It's not like all new projects are SPAs.


Plenty of companies are building boring new PHP sites on Magento and making money without being SPAs. At least here in the Midwest, I've noticed quite a few non-tech companies moving their SPA sites away from being SPAs because it was the wrong technology choice for what the site does.


Kudos for the open and honest assessment, I enjoyed reading it. Some feedback for your journey: Drop the focus on languages. Choose one (popular) language and focus on understanding it well. The best thing you can do, is find some open source project with high quality code in that language, and study it. Slowly, how long it takes does not matter. The end result is you will pick up best practices and styles you did not know exist. Concomitantly, study a few frameworks in your chosen language. Ex: If you select python and are doing web development, learn how Django and Flask work. Learn how the requests library or a forms library works. By reading good code, and studying frameworks and libraries that solve peoples real problems, you will build a foundation for how to put together higher quality and longer lasting code. That will not only make you better as a programmer, and better in your chosen language, but you'll start to find that a substantial portion of what you learn will start to transfer.


> Drop the focus on languages. Choose one (popular) language and focus on understanding it well

While I understand this advice, your mileage might vary. I had the exactly opposite approach and did learn a ton of different languages, on the end making it my area of expertise as a compiler developer and language designer. Of course that's niche, but knowing only one language will eventually become a blocking point for every developer, especially in the modern world.

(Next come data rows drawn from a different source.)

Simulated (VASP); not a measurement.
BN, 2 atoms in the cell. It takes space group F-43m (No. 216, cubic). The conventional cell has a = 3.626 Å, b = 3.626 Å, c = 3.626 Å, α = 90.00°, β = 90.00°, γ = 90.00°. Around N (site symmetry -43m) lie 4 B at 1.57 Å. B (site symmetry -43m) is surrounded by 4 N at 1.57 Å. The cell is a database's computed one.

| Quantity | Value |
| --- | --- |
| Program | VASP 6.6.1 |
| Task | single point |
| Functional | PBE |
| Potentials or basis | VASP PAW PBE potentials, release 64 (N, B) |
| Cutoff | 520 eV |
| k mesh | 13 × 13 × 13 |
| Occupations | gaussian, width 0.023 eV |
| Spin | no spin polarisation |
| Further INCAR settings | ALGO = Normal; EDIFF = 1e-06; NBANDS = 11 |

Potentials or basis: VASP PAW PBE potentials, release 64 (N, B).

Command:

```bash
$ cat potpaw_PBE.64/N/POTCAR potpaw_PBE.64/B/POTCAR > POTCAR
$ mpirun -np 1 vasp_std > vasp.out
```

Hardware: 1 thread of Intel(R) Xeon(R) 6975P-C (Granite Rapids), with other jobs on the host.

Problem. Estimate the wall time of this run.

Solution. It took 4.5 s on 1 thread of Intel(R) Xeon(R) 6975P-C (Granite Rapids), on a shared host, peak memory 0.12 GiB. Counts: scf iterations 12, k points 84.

Think of this essay as a barbell, in the investment sense of the word. The beginning and the end of it have some really good insights that can be generalized to a lot of technical / development work.

The middle of the essay (Rules 4-16) are useful observations from Mickey's experience. (I don't know him; I am just trying to relate this paragraph of comments to his experience more explicitly.) This is not a bad thing.

If you are a 1x developer yourself who is looking to improve, I think you want to read treatises like this and try to understand your fellow developer's perspective.

Only truly brilliant developers can give generalized language and database platform advice. The other people who give valuable advice at this level are not developers, they are technology evangelists who have a track record of success helping real developers.


> #1 Rules are good

Only when combined with "Rules are made to be broken". Nothing is worse than taking an arbitrary set of rules and turning it into a cult religion.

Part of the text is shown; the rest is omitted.